ANSI's time_t (again).
Ray Butterworth
rbutterworth at watmath.UUCP
Fri Jan 10 02:31:29 AEST 1986
The ANSI standard defines time_t as a system-dependent value which
stores a date (and time). There is a function time() which returns
the time_t value of the current time. There is a function difftime()
which gives the number of seconds between two time_t values. There
are funtions gmtime() and localtime() which will take a time_t value
and convert them to a tm structure which has individual fields for
the values of the year, hour, etc. And there are functions ctime()
and asctime() for converting the time_t and tm structure into human-
format dates.
Notice what is missing? There is only one way of generating a time_t
value, i.e. time().
There isn't an inverse of difftime() which would allow one to generate
a time_t value N seconds in the future or past
And even worse, there isn't an inverse of localtime() or gmtime() which
will convert a tm structure into a time_t. i.e. there is no reasonable
way to portably determine the time_t value of a given date.
One could of course set the system clock to the required date and time,
call time(), and quickly set the system clock back to the correct value
before anyone notices. Not a very good solution.

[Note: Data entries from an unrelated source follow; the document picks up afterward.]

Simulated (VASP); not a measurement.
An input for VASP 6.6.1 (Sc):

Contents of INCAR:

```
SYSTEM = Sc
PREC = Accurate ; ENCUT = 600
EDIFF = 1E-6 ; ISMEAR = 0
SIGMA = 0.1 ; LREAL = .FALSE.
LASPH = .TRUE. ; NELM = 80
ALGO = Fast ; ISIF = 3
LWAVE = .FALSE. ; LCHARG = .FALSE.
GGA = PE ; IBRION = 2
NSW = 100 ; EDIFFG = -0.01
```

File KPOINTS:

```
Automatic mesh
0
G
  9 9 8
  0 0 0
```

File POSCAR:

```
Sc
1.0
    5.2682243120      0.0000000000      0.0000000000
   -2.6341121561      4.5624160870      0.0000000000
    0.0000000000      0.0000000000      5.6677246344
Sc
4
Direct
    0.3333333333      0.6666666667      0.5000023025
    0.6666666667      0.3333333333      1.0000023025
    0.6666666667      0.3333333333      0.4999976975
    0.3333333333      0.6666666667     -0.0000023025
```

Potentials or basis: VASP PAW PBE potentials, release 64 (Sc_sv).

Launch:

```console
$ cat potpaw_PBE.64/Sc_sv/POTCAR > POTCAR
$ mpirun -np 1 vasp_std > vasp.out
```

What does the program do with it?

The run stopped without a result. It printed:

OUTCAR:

The alternative is to guess a value for time_t for the given date,
call localtime() on it and see how close we came. If we aren't
close enough, guess again. A binary search could be used to determine
the correct time_t value in 30 or so iterations, but that assumes that
time_t is an increasing (or decreasing) function of the time, something
which isn't guaranteed by the standard. This isn't a very good solution
either, but at least I don't have to be privileged to use it.
Now, I have to write a function for generating the time_t value for
arbitrary dates (assuming that those dates are representable by
time_t of course), and the binaray search is the best method I could
come up with. Am I missing something, or is the ANSI standard missing
something, or what?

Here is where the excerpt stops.